Friday Film Review | 'Marty Supreme'

A24

The film “Marty Supreme” is intense and frenzied – and is nominated for nine Academy Awards.

Watching “Marty Supreme” can be exhausting, or exhilarating, depending on your perspective. 

Timothée Chalamet plays Marty Mauser, a spectacular ping pong player with the chutzpah to believe he’s a star. Based on a quasi-true story, Marty is a working-class kid from the tenements of the Lower East Side, who dreams of winning the 1952 Table Tennis British Open. Getting himself to the tournament in London is more of a challenge than most of his matches, requiring hustles, schemes, and finagling. Wacky mishaps turn into giant disasters, many of Marty’s own making, and the barriers pile up as time runs out. 

Along for the wild ride is Rachel, played by Odessa A’zion, Marty’s close childhood friend. They shtup in the shoe store where he works, and she proves to be almost as much of a think-on-your-feet hustler as Marty. Gwyneth Paltrow plays Kay, a coolly beautiful, one-time movie star, whose husband has a business proposition for the young ping pong wunderkind. Kay and Marty’s improbable affair is a bid for access to power and money in his case, for access to youthful ambition in hers. 

Other terrific cast members include Fran Drescher, Sandra Bernhard, Tyler the Creator, and Abel Ferrara. Stuffed with characters and set pieces, “Marty Supreme” has moments of shocking violence, like a bathtub crashing through a ceiling, and indelible images, like the thousands of orange ping pong balls cascading out of an upper story apartment building window. 

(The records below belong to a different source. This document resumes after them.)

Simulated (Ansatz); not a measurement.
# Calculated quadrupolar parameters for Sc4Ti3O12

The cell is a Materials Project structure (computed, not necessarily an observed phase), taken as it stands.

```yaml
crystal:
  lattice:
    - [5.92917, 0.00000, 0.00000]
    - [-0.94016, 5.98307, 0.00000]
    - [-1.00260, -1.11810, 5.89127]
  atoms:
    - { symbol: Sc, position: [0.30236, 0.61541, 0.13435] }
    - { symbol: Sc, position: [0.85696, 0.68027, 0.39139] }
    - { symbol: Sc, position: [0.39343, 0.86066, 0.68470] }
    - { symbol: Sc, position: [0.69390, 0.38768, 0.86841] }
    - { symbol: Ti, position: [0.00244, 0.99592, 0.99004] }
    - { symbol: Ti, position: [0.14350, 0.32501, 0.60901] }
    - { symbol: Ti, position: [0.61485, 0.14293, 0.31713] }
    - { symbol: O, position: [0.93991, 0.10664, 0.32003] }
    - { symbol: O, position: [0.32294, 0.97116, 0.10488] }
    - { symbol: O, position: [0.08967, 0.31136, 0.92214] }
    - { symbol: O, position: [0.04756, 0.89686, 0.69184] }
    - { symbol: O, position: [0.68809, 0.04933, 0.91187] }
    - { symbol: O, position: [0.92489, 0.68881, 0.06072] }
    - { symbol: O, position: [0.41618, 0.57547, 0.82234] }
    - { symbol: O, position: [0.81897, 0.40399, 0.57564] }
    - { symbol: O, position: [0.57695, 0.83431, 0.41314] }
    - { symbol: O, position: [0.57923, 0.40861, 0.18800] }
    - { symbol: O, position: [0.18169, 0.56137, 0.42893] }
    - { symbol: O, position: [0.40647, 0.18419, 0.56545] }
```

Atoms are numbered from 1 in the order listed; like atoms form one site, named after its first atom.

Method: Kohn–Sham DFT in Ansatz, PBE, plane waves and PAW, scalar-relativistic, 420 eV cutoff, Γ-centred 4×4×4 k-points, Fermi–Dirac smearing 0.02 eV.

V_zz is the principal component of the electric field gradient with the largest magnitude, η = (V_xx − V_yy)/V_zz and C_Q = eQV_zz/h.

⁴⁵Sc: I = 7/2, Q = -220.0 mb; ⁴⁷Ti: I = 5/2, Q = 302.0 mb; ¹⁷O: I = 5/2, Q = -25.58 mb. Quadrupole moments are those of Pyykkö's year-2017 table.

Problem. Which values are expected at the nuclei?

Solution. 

Directed by Josh Safdie (whose partnership with brother Ben produced cultural touchstones like “Uncut Gems”), “Marty Supreme” explores the complexity of post-war Jewish-American life. Marty has opted out of the model minority route but still grasps for his piece of the American Dream. Safdie claims for Marty resilience and pride, rather than leaning into stereotypical post-war depictions of Jewish victimhood. Marty’s bravado goes in quite the opposite direction, making Holocaust jokes as he confronts antisemitism. This theme provides a depth that would otherwise be missing from a film whose frantic pace doesn’t quite mask its emptiness. 

“Marty Supreme” was nominated for 9 Academy Awards, including best film, best director, and of course, best actor. Timothée Chalamet delivers a larger-than-life performance of a relentlessly narcissistic character. He’s already won a Golden Globe and a Critics Choice award. Whether he’ll win an Oscar and complete the trifecta is something the betting markets have odds on, placing his chances at about 75%. 

You can tune in to the Academy Awards on Saturday, March 15th to see if he wins – and in the meantime, you can head to Park City Film February 20th to 22nd to see “Marty Supreme.” The film runs 2 hours and 29 minutes.